11.4.2 Sequence Labeling Tasks

The output of text classification is usually:
- one label for the whole sentence
But the output of sequence labeling is more fine-grained:
- one label for each token
This step is very important because it moves NLP from “judging the whole sentence” to:
locating specific information inside the sentence.
From here, it becomes much more natural to move toward tasks like named entity recognition, information extraction, and slot filling.
Learning Objectives
- Understand the fundamental difference between sequence labeling and sentence-level classification
- Understand why label schemes such as BIO / BIOES are commonly used
- Use a runnable example to understand token-level labeling
- Build the connection between sequence labeling and information extraction tasks
What Problem Is Sequence Labeling Solving?
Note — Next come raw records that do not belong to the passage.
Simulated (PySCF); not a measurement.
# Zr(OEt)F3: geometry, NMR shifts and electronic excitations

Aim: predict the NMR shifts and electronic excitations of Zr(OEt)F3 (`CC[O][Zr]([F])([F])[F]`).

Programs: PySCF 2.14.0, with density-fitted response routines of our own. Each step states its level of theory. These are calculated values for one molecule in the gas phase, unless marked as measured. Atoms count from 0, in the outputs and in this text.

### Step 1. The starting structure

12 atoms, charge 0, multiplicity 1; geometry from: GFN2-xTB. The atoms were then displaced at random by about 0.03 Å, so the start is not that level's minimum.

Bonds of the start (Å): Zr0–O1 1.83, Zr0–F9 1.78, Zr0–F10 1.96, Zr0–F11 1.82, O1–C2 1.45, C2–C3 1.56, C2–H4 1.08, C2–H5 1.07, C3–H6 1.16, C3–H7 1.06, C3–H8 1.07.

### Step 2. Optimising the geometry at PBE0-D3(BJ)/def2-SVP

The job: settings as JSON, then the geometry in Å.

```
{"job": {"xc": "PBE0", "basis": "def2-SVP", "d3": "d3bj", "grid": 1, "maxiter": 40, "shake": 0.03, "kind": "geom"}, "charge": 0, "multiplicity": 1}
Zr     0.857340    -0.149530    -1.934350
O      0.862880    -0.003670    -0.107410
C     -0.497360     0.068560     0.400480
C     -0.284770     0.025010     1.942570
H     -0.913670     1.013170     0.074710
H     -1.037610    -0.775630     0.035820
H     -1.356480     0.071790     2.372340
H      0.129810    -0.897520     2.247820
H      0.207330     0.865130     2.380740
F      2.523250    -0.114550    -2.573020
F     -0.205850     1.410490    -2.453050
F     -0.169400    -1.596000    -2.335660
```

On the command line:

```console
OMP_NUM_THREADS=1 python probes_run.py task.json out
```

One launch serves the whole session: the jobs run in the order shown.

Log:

It is not just deciding “what kind of sentence this is,” but “which part of the sentence is what”
For example, the sentence:
- “Zhang San works at Peking University”
If you do text classification, you might only output:
- This is a sentence about a person and a location
But sequence labeling cares more about:
Zhang Sanis a person namePeking Universityis an organization name
Why is this important?
Because many real-world applications are not satisfied with sentence-level understanding. They care more about:
- person names
- addresses
- organization names
- amounts
- time expressions
That is, the positions and boundaries of these specific spans.
An analogy
Text classification is like putting a label on an entire article. Sequence labeling is like using a highlighter to circle important parts in the sentence.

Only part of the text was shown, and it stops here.